Monday, February 13, 2023

There is no quantum world

Jeffrey Bub reviews some recent popular books on quantum mechanics.
John Bell’s status in our field has the same [like Isaac Newton, James Watson, and Linus Pauling] mythic quality. Before him there was nothing, only the philosophical disputes between famous old men. He showed that the field contained physics, experimental physics, and nothing has been the same since.
Some do say this, but it is crazy. All Bell did was to show that the predictions of quantum mechanics differ from a classical theory of local hidden variables. As what everyone believed anyway.
In several places Becker invokes the quote, ‘there is no quantum world,’ commonly attributed to Bohr (Becker, p. 14):
What does quantum physics tell us about the world? According to the Copenhagen interpretation this question has a very simple answer: quan- tum mechanics tells us nothing whatsoever about the world. . . . According to Bohr, there isn’t a story about the quantum world because ‘there is no quantum world. There is only an abstract quantum physical description.’
The ‘no quantum world’ comment is actually a quote from Bohr’s assistant Aage Petersen,17 who recounts Bohr saying this sort of thing. Bohr probably did make provocative statements along these lines in discussion, but he certainly did not mean that there is simply nothing there, as Becker seems to suggest.

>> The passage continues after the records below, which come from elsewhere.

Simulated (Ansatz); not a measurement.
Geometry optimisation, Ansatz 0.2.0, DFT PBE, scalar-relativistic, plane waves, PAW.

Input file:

What could Bohr have meant? Here’s my take on it. Quantum mechanics replaces the commutative algebra of physical quantities of a classical system with a noncommutative algebra of ‘observables.’ This is an extraordinary move, quite unprecedented in the history of physics, and arguably requires us to re-think what counts as an acceptable explanation in physics.

Aage Petersen, ‘The Philosophy of Niels Bohr,’ Bulletin of the Atomic Scientists 19, 8–14 (1963). The quote is on p. 12: ‘When asked whether the algorithm of quantum mechanics could be considered as some- how mirroring an underlying quantum world, Bohr would answer, “There is no quantum world. There is only an abstract quantum physical description. It is wrong to think that the task of physics is to find out how nature is. Physics concerns what we can say about nature.”
Maybe Bohr meant that quantum mechanics is not a big disguise for a theory of hidden variables, as those pushing "realism" often suggest.
As Bell points out,20 Bohm’s theory involves action at a distance at the level of the hidden variables: ‘an explicit causal mechanism exists whereby the disposition of one piece of apparatus affects the results obtained with a distant piece,’ so that ‘the Einstein-Podolsky-Rosen paradox is resolved in the way which Einstein would have liked least.’ The problem of making sense of probability in an Everettian universe, where everything that can happen does happen in some world, is still a contentious issue.
Yes, these are fatal flaws to the Bohm and Everett theories.
the question of completeness dominated the debates between Bohr and Einstein. What Einstein had in mind was that something was left out of the quantum theory, which, if added to the theory, would restore the sort of ‘Anschaulichkeit’ characteristic of classical theories. ...

The question of ‘Anschaulichkeit’ morphed into a debate about the possibility of a realist interpretation of quantum mechanics, with the dissidents accusing the Copen- hagenists of the sin of positivism or instrumentalism, which by the 1960s had lost much of its appeal among philosophers.

As the review explains, when Einstein said completeness, he really meant commutativity, not determinism.

Yes, philosophers abandoned positivism for silly reasons, but why did physicists? Quantum mechanics is best understood as a positivist theory. So is relativity and other Physics theories. Quantum mechanics was explicitly positivist, before Bohm, Einstein, Everett, Bell, and others ruined it.